In recent years, Australian workers compensation insurers have been navigating a challenging landscape as they seek recovery for subcontractor injury claims from the Public Liability Insurance policies of the companies that hire them. This trend reflects a shifting dynamic in the management of workplace accidents, with a focus on holding hiring companies accountable for the well-being of subcontractors.

The Dynamics of Subcontractor Injury Claims

The subcontracting model has become increasingly prevalent in various industries, offering companies flexibility and cost savings. However, the rise in subcontractor injury claims has prompted workers compensation insurers to reevaluate their approach. When a subcontractor is injured on the job, questions of liability and responsibility come to the forefront. Traditionally, subcontractors carried their own insurance, and this is often still a requirement to ensure they are covered for their responsibilities, but the landscape is evolving.

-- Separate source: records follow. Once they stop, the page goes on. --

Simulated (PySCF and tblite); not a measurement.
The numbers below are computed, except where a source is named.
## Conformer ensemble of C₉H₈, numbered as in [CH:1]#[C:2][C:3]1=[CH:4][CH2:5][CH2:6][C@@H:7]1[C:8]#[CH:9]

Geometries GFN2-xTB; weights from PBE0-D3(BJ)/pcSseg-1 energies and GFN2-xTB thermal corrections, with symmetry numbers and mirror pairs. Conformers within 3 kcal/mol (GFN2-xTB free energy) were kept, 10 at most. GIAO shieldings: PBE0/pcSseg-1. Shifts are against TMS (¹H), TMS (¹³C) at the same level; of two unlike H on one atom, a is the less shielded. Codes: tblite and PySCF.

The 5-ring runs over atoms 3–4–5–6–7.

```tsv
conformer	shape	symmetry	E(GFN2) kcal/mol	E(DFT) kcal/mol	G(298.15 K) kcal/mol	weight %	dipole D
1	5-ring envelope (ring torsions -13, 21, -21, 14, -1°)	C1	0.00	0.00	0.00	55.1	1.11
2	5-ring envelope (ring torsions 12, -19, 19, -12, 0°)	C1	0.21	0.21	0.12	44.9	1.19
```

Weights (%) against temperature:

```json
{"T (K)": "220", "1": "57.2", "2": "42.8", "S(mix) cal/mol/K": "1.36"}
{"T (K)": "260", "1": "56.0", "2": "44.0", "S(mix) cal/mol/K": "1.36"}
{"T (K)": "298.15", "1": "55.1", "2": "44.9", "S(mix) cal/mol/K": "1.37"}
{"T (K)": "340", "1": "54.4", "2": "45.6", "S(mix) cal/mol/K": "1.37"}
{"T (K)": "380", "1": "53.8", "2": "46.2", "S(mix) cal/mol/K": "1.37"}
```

Shifting Responsibility to Hiring Companies

In an effort to streamline the claims process and ensure adequate compensation for injured subcontractors, workers compensation insurers are turning to the liability insurance policies of the companies that hire these subcontractors. This shift places a greater burden on hiring companies to maintain robust liability coverage, as insurers seek to recover costs directly from them. It is extremely important to ensure that you are advising your insurance advisor that you engage sub-contractors and discuss with them what cover you have in place for injury claims arising from sub-contractors and any requirements needed to be complied with.

Worker to Worker Claims are expensive

The costs incurred, and frequency, of these claims have seen an upward trajectory, mirroring the broader trend of rising compensation amounts in personal injury cases. As the legal landscape evolves and awareness of workplace safety increases, the cost of compensating injured workers, including subcontractors, continues to grow. This has profound implications for both insurers and the companies relying on subcontracted labour.

On average insurers are seeing costs of roughly $400,000 being incurred for these types of claims – a huge increase from the $250,000 average insurers reported in 2017.

Impact on Liability Insurance Policies

Companies that utilise subcontractors are experiencing higher excesses on their liability insurance policies. The excess is the amount that the insured must pay before the insurance coverage kicks in. As workers compensation insurers seek to recover costs from hiring companies, insurers are adjusting their policies to reflect the increased risk associated with subcontractor injury claims.

It is important that you check your policy and speak with your advisor to ensure you are aware of what the applicable worker to worker excess for your liability policy is, as we are now seeing these climb significantly and are being applied to policies where they have not been applicable in the past.

Management Liability insurance is designed to provide protection to both the business and its directors or officers for claims of wrongful acts in the management of the business.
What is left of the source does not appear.